Perth’s HIP Company joined forces with Sydney’s The Marais Project for a delicious night of French Baroque music in Perth’s most salubrious venue, the Government House Ballroom. HIP Co, responsible for last year’s delightful performance of Eccles’ Semele, is now five years old, while The Marais Project is celebrating its 25th anniversary. They are of course named after French composer Marin Marais (1656-1728), who has achieved some prominence in modern times following the 1991 movie Tous les matins du monde, in which he was played by Gérard Depardieu. The MP has been steadily working its way through Marais’ repertoire in concerts and recordings. This program featured works not only by Marais, but also his teacher Jean de Sainte-Coulombe, and their near contemporaries including Marc-Antoine Charpentier.
We don’t often hear violas da gamba in Perth, and here we were graced with two of them, played by Jenny Eriksson and Krista Low. We also had two lovely sopranos in Susie Bishop and Bonnie de la Hunty, along with Sarah Papadopoulos on violin and the venerable Tommie Andersson on lute and theorbo.
The evening began with Bishop on stage accompanied by a distant lute in Antoine Boësset’s Nos esprites libret et contents, with Andersson gradually progressing from the rear of the auditorium, then joined by de la Hunty, then the violas da gamba and violin, a very sweet and pretty introduction. Another lute song followed by Étienne Moulinié, Objet de plus beau, sung by de la Hunty in her pure but well supported silvery tone, with clear diction and evident feeling, though it might be noted that in all these songs, while they might speak of “tourment” and “mal”, there is little musical shade.

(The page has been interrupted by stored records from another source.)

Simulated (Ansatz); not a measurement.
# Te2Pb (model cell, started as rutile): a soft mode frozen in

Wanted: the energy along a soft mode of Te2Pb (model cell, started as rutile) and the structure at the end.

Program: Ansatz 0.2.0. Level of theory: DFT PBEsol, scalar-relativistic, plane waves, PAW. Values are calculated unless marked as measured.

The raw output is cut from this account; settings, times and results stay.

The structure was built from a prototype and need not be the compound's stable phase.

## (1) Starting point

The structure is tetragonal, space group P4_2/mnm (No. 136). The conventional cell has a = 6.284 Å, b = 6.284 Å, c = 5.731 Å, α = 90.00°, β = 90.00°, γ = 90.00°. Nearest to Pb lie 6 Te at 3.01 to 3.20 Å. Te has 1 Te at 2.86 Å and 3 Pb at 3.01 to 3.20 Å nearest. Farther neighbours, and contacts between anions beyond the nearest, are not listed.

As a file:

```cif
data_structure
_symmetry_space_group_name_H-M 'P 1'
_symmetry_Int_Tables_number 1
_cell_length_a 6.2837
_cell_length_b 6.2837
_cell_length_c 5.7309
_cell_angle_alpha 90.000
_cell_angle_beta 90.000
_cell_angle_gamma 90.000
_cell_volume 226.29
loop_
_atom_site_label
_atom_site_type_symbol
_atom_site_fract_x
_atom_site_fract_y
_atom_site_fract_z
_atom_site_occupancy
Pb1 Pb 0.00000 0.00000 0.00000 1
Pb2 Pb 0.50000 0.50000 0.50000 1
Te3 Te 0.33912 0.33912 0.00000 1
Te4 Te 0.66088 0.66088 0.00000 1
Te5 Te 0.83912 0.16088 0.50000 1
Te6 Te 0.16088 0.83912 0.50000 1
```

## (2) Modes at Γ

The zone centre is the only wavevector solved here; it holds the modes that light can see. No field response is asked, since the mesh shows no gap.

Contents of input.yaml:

This was followed by excerpts from Sainte-Colombe’s Concerts à 2 violes esgales, a stately sarabande (La mignarde) and a lively gavotte, all played with panache and deft artistry. Then ensued more lute songs alternating with instrumental pieces as we gradually moved forward through time, culminating in Charpentier, Jean-Féry Rebel and the recently recuperated Élisabeth Jacquet de la Guerre.
Different members of the ensemble chatted to the audience between items. Krista Low introduced Marais’ Suite for 2 viols and continuo (the latter comprising the theorbo) in three movements, characterising the Menuet as “polite” (it is actually rather angular for a Minuet) and the Gavotte en rondeau as “really cheeky”, which was played with evident enjoyment.